It is likely that the answer is "no."
North Salem Balanced Rock is a strange geological feature in the Hudson Valley of New York, a sixty-ton boulder supported by five smaller stones. As an unknowing visitor to the site, it might appear to be a momentous feat, potentially put there by aliens or even giants. It is hard to believe that the structure could be man-made, or even that it has occurred naturally.
Hugh Newman, an author, researcher, and public speaker, paid a visit to Balanced Rock and produced a video. Newman is convinced that this particular structure was built for a specific purpose, noting that the rock is not native to the surrounding area. He suggests the rocks might have been placed for a specific purpose as a megalithic dolmen. By dolmen, he means an ancient burial site. He comments on the "negative energy" from the magnetic field surrounding the rocks and claims that there is a negative magnetic anomaly below the site and a higher than usual magnetic field around it. This is called “conductivity discontinuity.” It has been said that storms avoid the spot and that accidents are known to happen around it. Newman claims that the site has a “profound energy,” all 90 tons of it. When photographed, orbs have been known to appear around the structure which presents even more mystery.
What is North Salem Balanced Rock? Boiled down, the argument is really whether the structure is man made or whether it occurred naturally.
One idea is that it's a human-made structure, possibly built by ancient Celts who traveled to the New World before Columbus. In America B.C., Barry Fell called Balanced Rock “…the largest Celtiberian dolmen yet discovered in North America…" Fell believed that it is likely the memorial of a Celtiberian king and adds that it parallels a monument in Dublin. Fell also notes that, nearby in Connecticut, are six supposedly Celtiberian megalithic chambers, associated with Ogam and Iberian dedications to the sun god Bel.

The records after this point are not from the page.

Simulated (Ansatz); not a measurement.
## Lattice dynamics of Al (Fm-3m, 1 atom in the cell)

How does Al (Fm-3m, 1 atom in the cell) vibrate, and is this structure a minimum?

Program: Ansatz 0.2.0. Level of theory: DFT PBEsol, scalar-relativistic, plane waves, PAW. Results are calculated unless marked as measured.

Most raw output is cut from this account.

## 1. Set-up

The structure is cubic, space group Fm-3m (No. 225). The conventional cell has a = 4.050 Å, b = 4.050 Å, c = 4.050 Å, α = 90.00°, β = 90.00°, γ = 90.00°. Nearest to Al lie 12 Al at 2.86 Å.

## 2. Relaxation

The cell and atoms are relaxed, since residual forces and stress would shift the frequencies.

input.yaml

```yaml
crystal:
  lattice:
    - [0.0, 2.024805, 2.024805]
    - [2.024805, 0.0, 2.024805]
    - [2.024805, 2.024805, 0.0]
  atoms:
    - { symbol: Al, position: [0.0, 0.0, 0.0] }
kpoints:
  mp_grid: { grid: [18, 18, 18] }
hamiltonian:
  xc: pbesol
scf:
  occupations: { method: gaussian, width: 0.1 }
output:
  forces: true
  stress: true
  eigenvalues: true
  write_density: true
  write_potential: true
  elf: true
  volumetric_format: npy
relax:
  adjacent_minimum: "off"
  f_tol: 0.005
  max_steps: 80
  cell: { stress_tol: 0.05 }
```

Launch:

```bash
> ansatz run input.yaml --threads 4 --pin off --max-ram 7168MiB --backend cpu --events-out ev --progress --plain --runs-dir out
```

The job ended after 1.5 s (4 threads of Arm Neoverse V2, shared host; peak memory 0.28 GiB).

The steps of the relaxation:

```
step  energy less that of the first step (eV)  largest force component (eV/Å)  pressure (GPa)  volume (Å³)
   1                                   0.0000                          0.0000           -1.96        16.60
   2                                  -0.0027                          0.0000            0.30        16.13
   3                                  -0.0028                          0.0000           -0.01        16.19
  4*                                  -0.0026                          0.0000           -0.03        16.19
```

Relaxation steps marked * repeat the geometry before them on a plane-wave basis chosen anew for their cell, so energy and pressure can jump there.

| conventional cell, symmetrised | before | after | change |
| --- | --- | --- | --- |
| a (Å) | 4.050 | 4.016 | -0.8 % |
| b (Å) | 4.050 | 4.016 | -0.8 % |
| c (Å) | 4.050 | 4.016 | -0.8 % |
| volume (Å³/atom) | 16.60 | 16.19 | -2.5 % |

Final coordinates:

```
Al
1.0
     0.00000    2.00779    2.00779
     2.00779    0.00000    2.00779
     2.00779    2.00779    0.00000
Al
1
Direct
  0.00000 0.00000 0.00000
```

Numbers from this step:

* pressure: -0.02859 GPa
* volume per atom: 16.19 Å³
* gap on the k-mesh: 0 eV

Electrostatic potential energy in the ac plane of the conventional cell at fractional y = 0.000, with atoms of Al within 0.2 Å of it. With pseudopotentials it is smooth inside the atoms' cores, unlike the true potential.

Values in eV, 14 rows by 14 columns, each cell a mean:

Men moving rocks of the size of Balanced Rock is a feat in itself, but not unknown. The largest man-made dolmen is the Brownshill Dolmen in County Carlow, Ireland. Its capstone weighs 100 metric tons. It was built between 4000 and 3000 BC by the earliest farmers to inhabit the land. Another example of a large megalithic burial mound is the Dolmen of Menga. This dolmen was built in the third millennium BCE. The largest stone in this structure weighs two hundred tons.
A simpler idea is that the Balanced Rock could be a glacial erratic from the Ice Age. A glacial erratic is “a piece of rock that differs from the size and type of rock native to the area in which it rests.” In my opinion, this seems to be the most likely geological explanation considering the material. It is also noted that there are glacial striations present on the structure. It is true that humans could have moved this massive glacial rock, but unlikely. Steven Schimmrich mentions on his blog, Hudson Valley Geologist, that dolmens “typically were a large flat rock supported by three or more uprights.” Strange things often occur in nature and something like this appearing would not surprise me at all.
It's possible that Balanced Rock is a natural formation that was used by Native Americans for rituals or even as a trading post. The biggest mystery to me about the site are the claims of abnormal magnetism. I only wish that I knew more about physics, so that I could come up with my own possible explanation for the phenomenon. A possible explanation could be the iron content in the rock.
I do not think that we will ever know the truth of the North Salem Balanced Rock. As a skeptic, I think that the accidents and ghostly sightings reported near the site could be exaggerated, and the resemblance to man-made dolmens could be simply coincidental. It reminds me of the well known mystery of the Bermuda Triangle. A common explanation for it is that there are magnetic anomalies in the area that cause compass problems. This led to many strange incidents of planes and ships disappearing without a trace causing the area to become notorious. As far as it being a Celtic dolmen, there are known dolmens all over the world throughout history that are likely man-made. I do not think that this theory is completely preposterous, but it still seems like a stretch. I would be interested to know if radiocarbon dating could be done on the site or maybe if someone could dig underneath the site. I feel that it could clear up a lot of questions.
For now, Balanced Rock will remain a tourist attraction bringing visitors to a small, quiet town.